Blurred Lines, Shapes, and Polygons, Part 1: An NDSR-NY Project Update

The following is a guest post by Genevieve Havemeyer-King, National Digital Stewardship Resident at the Wildlife Conservation Society Library & Archives. She participates in the NDSR-NY cohort. This post is Part 1 of 2 posts on Genevieve’s exploration of stewardship issues for preserving geospatial data.

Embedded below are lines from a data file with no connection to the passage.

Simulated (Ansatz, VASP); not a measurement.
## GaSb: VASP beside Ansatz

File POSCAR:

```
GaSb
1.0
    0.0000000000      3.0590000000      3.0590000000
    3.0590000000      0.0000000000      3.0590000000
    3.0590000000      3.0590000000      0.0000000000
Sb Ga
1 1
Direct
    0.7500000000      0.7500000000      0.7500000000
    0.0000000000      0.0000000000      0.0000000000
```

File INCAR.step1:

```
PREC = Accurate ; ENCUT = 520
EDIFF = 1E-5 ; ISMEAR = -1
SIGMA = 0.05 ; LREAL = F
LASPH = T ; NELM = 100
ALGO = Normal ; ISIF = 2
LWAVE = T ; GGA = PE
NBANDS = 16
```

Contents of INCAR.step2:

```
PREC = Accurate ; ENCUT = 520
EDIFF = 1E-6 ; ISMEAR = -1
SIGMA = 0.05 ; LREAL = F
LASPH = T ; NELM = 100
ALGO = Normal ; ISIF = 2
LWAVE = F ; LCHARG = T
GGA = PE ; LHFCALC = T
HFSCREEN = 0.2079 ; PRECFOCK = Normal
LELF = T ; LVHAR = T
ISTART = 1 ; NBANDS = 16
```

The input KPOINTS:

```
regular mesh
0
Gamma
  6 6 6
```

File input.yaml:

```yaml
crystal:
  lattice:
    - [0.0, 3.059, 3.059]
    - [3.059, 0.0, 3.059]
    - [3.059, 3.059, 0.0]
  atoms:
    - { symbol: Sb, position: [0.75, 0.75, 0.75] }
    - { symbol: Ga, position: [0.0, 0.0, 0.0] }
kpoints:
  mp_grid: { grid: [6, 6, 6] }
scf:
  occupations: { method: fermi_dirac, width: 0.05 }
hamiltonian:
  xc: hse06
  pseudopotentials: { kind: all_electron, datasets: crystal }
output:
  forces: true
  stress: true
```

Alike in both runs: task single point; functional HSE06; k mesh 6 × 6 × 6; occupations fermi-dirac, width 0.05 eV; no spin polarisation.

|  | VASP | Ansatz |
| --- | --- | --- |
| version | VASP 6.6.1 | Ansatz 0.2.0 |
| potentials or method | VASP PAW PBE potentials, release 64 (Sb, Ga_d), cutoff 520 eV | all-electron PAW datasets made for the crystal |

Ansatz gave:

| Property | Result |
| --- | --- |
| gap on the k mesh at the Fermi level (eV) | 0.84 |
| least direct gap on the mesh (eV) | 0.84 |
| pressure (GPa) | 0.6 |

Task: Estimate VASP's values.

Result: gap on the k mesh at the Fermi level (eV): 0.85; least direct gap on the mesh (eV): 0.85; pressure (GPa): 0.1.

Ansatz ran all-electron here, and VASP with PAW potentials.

NDSR at the Wildlife Conservation Society Library & Archives, (Left to right): Kim Fisher, Spatial Analyst and Developer;  Leilani Dawson, Processing Archivist;  Genevieve Havemeyer-King, NDSR Resident

NDSR at the Wildlife Conservation Society Library & Archives,
(Left to right): Kim Fisher, Spatial Analyst and Developer;
Leilani Dawson, Processing Archivist;
Genevieve Havemeyer-King, NDSR Resident

A few weeks ago, I wrote an article for the NDSR-NY Blog about my project developing an OAIS-based pilot digital archive for the Wildlife Conservation Society Library and Archives. My post explored the importance of the Producer-Archive Interface and the challenges of developing electronic records submission policies that can accommodate the limitations of busy staff while still meeting basic standards for long-term preservation.

This week I’d like to continue that conversation in the context of the selection and appraisal of geospatial data sets, which have continued to be a major focal point of my project as a National Digital Stewardship Resident. I’ve had immense support jumping into a realm of preservation I had little experience with. This post includes some takeaways from my conversation with NYU’s Data Services and will be followed by my interview with GIS Librarian at Baruch College, Frank Donnelly, in a future post.

My project began with a series of interviews with key staff in three WCS departments: Education; Exhibits and Graphic Arts; and conservation ecologist, Eric Sanderson’s Welikia / Visionmaker (W/V) group in the GIS Lab. These interviews informed detailed profile reports that provided partial inventories of the anticipated collections, a sample cross section of the data lifecycle at WCS, and helped determine the needs and requirements of the Library and Archives. Since then, I’ve worked with my mentors, Processing Archivist, Leilani Dawson, and Spatial Analyst and Developer, Kim Fisher, to decide on a system architecture and begin identifying and transferring sample collections to test our ingest process.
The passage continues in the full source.